Caribax v Hinde House Management Company [2015]:

Upper Tribunal decides in favour of tenants in service charge reserve fund dispute.

Seven tenants of flats in a 34-unit development brought this case against their landlord, arguing that the landlord should have used the service charge reserve fund to fund various maintenance items, rather than additionally charging the tenants.

Under the leases, the service charge payable was to include an amount towards the costs of maintaining common parts such as plant, equipment and other items which would prove costly to repair, maintain and replace. The landlord covenanted to hold service charge monies on trust and to meet the expenditure on these items out of a designated trust fund.
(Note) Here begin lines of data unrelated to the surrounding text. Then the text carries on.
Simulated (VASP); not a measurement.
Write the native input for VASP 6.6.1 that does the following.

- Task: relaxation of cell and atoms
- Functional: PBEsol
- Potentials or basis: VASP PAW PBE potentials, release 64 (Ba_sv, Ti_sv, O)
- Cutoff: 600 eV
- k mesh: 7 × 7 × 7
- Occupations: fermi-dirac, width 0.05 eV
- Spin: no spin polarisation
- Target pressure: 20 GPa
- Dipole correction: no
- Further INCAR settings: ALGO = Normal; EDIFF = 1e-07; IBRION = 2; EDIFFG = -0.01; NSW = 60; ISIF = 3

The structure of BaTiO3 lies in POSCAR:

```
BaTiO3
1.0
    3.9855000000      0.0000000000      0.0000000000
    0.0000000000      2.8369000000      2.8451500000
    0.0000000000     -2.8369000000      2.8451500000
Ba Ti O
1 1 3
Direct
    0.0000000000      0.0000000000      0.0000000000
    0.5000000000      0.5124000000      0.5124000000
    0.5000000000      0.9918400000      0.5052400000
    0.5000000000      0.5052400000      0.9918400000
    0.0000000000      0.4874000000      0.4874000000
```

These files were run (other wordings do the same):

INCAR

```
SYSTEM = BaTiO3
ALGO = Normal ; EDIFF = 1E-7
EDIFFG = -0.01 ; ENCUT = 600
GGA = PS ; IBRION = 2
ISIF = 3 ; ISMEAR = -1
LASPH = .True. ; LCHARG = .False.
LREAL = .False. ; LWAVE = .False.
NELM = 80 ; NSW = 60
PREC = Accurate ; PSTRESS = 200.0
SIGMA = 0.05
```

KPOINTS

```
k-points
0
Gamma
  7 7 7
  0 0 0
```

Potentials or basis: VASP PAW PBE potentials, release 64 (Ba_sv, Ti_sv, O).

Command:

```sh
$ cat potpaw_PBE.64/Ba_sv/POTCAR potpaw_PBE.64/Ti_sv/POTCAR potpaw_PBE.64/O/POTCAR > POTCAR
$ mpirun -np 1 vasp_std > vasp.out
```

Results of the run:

During 2010-2012, £48,203 was charged to tenants by way of service charge in respect of repairs and maintenance, with a sum of £30,000 budgeted for in the 2013 accounts.

The Law

The landlord held two reserve funds, neither of which was a designated trust fund and the landlord acknowledged that it was in breach of its covenants under the lease in this regard. In addition, section 42 of the Landlord and Tenant Act 1987 requires landlords to hold service charge monies on trust in a designated account at a relevant financial institution.

The Decision

At First-Tier Tribunal, a decision was made in favour of the landlord on the basis that there was no obligation on it to use reserve fund monies for repairs and maintenance, the reasoning of the Tribunal being that reserve funds were not held in a designated trust fund.

The tenants’ appeal to the Upper Tribunal centred on the argument that the landlord should not have charged them under the service charge for repairs and maintenance and that instead these should have been funded from a reserve. Regardless of whether the monies were held in a designated trust fund account, the tenants argued that the monies were nevertheless available.

The Upper Tribunal agreed and the landlord conceded that it was obliged as a trustee to invest service charge monies for the purposes stated under the lease. Even though there was no designated trust fund established, a reserve fund was present in the landlord’s accounts and it was obliged to use that for repairs and maintenance before requesting further sums from tenants.

Moreover, the Upper Tribunal was highly critical of the landlord’s ‘extremely unattractive’ argument which, had it been successful, would result in the landlord benefiting from its own wrongdoing.

Commenting on the case, JB Leitch’s Stuart Miles says:

“Where a lease requires a landlord to hold a reserve fund, and the landlord is contractually required to use it for a certain purpose, this case serves as a useful reminder that leaseholders’ annual service charge portion should be eased by effective usage of the reserve in the first instance.”

Where a lease requires a landlord to hold a reserve fund, and the landlord is contractually required to use it for a certain purpose, this case serves as a useful reminder that leaseholders’ annual service charge portion should be eased by effective usage of the reserve in the first instance.